I’ve been watching author interaction with fans now for over 7 years, mainly because I wanted to learn how to interact with my fans (all twelve of you… hey guys!) and what not to do. Then it dawned on me that I probably shouldn’t air my grievances against a publisher out in public (this is…. wise, one would think). This should be common sense but then you throw in the whole Internet thing and suddenly common sense takes a backseat to raging on a keyboard at the world.
Too often these days people forget about decorum because they are protected by the anonymity of online interactions. The web can protect folks from repercussions of their words online and gives people a false sense of courage. It’s easy to slam someone when hiding behind a firewall. It’s far more difficult to do it in person, to their face. There’s always the off-chance that calling someone a foul name to their face will get you kicked in the nuts.
One of the things I fall into the trap of is reading about when people are piling on an individual about some stupid thing they said or did online and nodding along, saying “Yep, they deserve what they’re getting right now.” It’s not really fair because, more often than not, what was posted was probably in the heat of the moment and the person wasn’t thinking clearly through their rage. I’ve been there, done that, copyrighted the hell out of it, so I understand completely.
So when Cedar talked about professionalism, I was kinda taken aback by the tone of some of the commentators on the private forum who had saved the epic rage-quit letter in question.
I felt that too many people wanted to revel in glee at the misfortune of the person in question (seriously, go read Cedar’s piece. It’s pretty good) and focus on the negativity, instead of feeling sorry for the author who felt that a rage-letter to her publisher was the way to go. I’ve seen many careers in the past go down in flames because of letters like that. Nowadays? Not so much, because most authors understand that everything they do online stays online. Publishers also understand this, though to a lesser extent. Authors talk to one another, as do publishers. It’s very easy to find oneself under a blacklist when you bad mouth a publisher (alternatively, piling on another seems to benefit others, but that still doesn’t make it right).
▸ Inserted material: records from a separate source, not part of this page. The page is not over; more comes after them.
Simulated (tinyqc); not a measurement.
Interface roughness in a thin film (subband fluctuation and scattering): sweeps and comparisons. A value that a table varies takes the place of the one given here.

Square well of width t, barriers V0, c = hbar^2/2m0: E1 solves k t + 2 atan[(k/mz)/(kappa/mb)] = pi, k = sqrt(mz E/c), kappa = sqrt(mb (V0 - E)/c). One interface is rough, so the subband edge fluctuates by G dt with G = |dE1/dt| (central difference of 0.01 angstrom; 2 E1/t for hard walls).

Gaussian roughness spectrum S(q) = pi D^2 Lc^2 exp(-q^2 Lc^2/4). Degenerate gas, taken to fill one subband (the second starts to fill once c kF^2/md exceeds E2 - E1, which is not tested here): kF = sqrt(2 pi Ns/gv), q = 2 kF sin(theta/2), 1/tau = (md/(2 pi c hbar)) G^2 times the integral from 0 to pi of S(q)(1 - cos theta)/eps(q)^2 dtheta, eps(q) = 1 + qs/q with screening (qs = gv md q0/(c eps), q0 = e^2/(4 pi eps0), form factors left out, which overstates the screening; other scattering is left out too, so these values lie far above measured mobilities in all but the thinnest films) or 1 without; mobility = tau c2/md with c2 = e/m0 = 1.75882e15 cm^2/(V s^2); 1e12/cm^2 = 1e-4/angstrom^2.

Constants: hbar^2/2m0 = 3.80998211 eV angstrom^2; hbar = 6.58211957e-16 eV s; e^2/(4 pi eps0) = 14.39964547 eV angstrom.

While I haven’t always been pleased with some of my past publishers and how they treated me, I kept my grievances mostly private. I’ve warned a few authors away who I felt may have been harmed in their business dealings with those publishers, but overall I simply let it be. It doesn’t help me one bit to attack someone who I don’t like or have worked with in the past.
Now, I know I’m not perfect. Sometimes when I get all worked up and pissed off I will go on a warpath (the Empress Theresa incident is a good example), but I do try to avoid this. In private, at home? With my cats staring at me like I’m insane? Oh yeah. They know how I feel. But everyone else? Nope. That stays between me and the cats (who were probably ignoring me anyways, so I’m good there).
What do you think? Should authors publicly call out publishers and other authors who they dislike or feel as if they’ve been wronged by?